The claim: Foreign Secretary Boris Johnson stated in an article for the Daily Telegraph on 16 September that "once we have settled our accounts, we will take back control of roughly £350m per week. It would be a fine thing, as many of us have pointed out, if a lot of that money went on the NHS".
Reality Check verdict: £350m per week is an approximate sum for what is called the UK's "gross contribution" to the EU and does not take into account that the UK is given a "rebate" before any sum is paid to Brussels.
The UK has a veto over the EU long-term budget including changes to that rebate. The money never leaves the Treasury and the government can control how it is spent. It would be up to the government to decide how they want to fund the NHS after Brexit.
A key phrase in Mr Johnson's article is "take back control". This is a change from the slogan used in the 2016 EU referendum campaign which claimed that "we send" £350m per week to the EU.

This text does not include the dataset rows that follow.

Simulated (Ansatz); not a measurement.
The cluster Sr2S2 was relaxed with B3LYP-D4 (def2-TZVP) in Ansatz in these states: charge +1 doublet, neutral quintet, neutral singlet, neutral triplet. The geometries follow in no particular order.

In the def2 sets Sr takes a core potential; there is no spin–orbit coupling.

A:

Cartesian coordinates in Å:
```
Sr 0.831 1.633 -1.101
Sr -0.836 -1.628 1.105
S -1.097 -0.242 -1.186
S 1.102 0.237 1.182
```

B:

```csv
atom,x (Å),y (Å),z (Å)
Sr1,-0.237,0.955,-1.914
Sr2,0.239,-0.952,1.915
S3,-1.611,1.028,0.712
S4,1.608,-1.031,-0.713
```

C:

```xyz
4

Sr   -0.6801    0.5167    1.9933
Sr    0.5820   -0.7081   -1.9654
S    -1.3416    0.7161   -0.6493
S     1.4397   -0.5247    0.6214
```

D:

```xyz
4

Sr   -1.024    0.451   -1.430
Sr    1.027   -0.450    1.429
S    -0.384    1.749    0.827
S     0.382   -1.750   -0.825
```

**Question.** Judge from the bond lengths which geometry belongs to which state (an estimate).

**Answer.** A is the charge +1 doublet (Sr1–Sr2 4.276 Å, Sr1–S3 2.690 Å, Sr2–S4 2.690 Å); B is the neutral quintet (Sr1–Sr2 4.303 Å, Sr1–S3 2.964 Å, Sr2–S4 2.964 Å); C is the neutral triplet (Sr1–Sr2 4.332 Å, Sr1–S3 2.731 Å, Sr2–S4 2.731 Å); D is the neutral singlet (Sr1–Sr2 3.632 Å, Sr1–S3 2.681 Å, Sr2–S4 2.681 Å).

But does the language Mr Johnson is now using make a difference to the debate?
To use the most up to date calendar year figures, published by the Treasury, in 2016 the UK's gross contribution to the EU was calculated as £327m per week.
But the whole of that sum did not leave the Treasury's coffers because before anything was paid to the EU, the UK's rebate of £75m per week was applied. The total sum sent worked out at £252m per week.
How does the rebate work?
The rebate is easiest to understand as a percentage discount and comes up for discussion every seven years when the EU long-term budget is negotiated by EU leaders.
It was negotiated by Prime Minister Margaret Thatcher and came into effect in 1985.
All 28 EU countries, including the UK, have a veto over that long-term budget. That makes discussions very tough but it does mean that if the UK is unhappy with anything, including the rebate, it can prevent it from being approved.
The long-term budget sets the maximum amount that can be spent over the seven-year period.
Every year the amount the UK sends to the EU will be slightly different and the UK does not have a veto on this. But it cannot exceed the payment ceiling set by the long-term budget which the UK approves.
When Tony Blair was prime minister, the UK parliament voted in favour of a reduction in the rebate as a proportion of our contribution to the EU budget. This was in support of the enlargement of the EU.
Mr Johnson's article is different from the 2016 referendum bus line which said 'We send the EU £350m a week, let's fund the NHS instead' .
He asserts that "once we have settled our accounts" it would be a "fine thing" if "a lot of that money" was spent on the NHS.
That would be up to the government to decide.
Currently the Treasury receives some money back from the EU for projects in the UK.
In 2016 the Treasury received £87m per week. This included farming subsidies and regional aid.
The EU also makes some payments directly to the private sector in the UK, for example to universities, research institutions and others. In 2014 (the latest year available) the Treasury estimated they totalled around £19m per week.
When the UK leaves the EU the government can decide whether to continue funding those projects or not.